How do we apply that to ministry?

Well, for starters, we can be sure that creativity is OK in the church. It is not a waste of time or money, and it is not simply a means to an end. It is a perfectly valid expression of our worship to God, and also an important reflection of our identity as image-bearers of the Creator.

Thankfully there’s also a practical reason for creativity, and here’s what I believe it is:

Creativity Creates Anticipation.

Especially when applied to something as repetitive as church services. Think about it, we do the same thing 52 times a year. Granted, Major League Baseball has us beat in the number of gatherings per year. But we’re not necessarily trying to compete on that point.

If you’re like me, you’re already asking the next question: Why does anticipation matter? And here’s where the lights come on for me. Anticipation matters because we are the delivery system for the most important message in the history of mankind, the Gospel. And if we bore people with the Gospel, we are guilty of the greatest crime humanity has ever experienced. Anticipation creates attention, and if there’s one thing God wants people paying attention to, it’s the Good News.

So…what are we going to do about it?

Share your thoughts, and stay tuned for the next in this series of posts on creativity.

4 thoughts on “Why Creativity Matters in the Church

  1. I like hearing the willingness to reexamine a rational. Could you share the reasoning behined buying into the idea that “God hasn’t called you to be creative – He’s called you to be effective.”? I personally buy into your explaination of why creativity does matter to the church and loved your theological and practical examples. I’d love to understand where you may have been coming from on the other side of the thinking.
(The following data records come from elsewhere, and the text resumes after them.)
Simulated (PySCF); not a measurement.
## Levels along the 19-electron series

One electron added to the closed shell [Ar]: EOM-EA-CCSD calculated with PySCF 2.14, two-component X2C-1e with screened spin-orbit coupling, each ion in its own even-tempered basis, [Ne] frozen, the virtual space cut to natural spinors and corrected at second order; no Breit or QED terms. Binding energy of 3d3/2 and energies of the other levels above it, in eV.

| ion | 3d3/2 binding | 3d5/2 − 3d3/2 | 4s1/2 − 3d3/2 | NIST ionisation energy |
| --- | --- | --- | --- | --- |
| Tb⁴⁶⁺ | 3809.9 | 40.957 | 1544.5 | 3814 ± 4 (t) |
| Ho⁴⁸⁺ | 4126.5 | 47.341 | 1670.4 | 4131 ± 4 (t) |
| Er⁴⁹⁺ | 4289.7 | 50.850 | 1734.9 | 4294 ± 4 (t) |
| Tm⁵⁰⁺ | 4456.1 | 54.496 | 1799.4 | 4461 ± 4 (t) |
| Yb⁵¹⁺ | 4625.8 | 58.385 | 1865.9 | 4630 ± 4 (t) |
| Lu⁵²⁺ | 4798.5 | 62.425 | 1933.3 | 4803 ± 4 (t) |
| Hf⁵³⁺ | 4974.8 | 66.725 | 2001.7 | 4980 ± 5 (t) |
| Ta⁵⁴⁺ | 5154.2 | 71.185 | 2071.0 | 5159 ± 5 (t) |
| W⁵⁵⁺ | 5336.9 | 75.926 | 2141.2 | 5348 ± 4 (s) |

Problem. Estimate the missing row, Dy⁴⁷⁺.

  2. This is what gives every local church an edge. Sure there are mega-mega churches that arguably are speaking to an entire region, every local church has the advantage of being local. They have the opportunity to understand and contextualize the gospel. Even in a city, each community may be dealing with different issues.

    In that sense, creativity is a must.

  3. Nathan, I think the rationale for that viewpoint is that, if we think we have to be creative in everything we do, we end up wasting time and worrying too much about our own personal “coolness” rather than just getting stuff done. I think it’s a valid point, but taken to its extreme it leads to problems.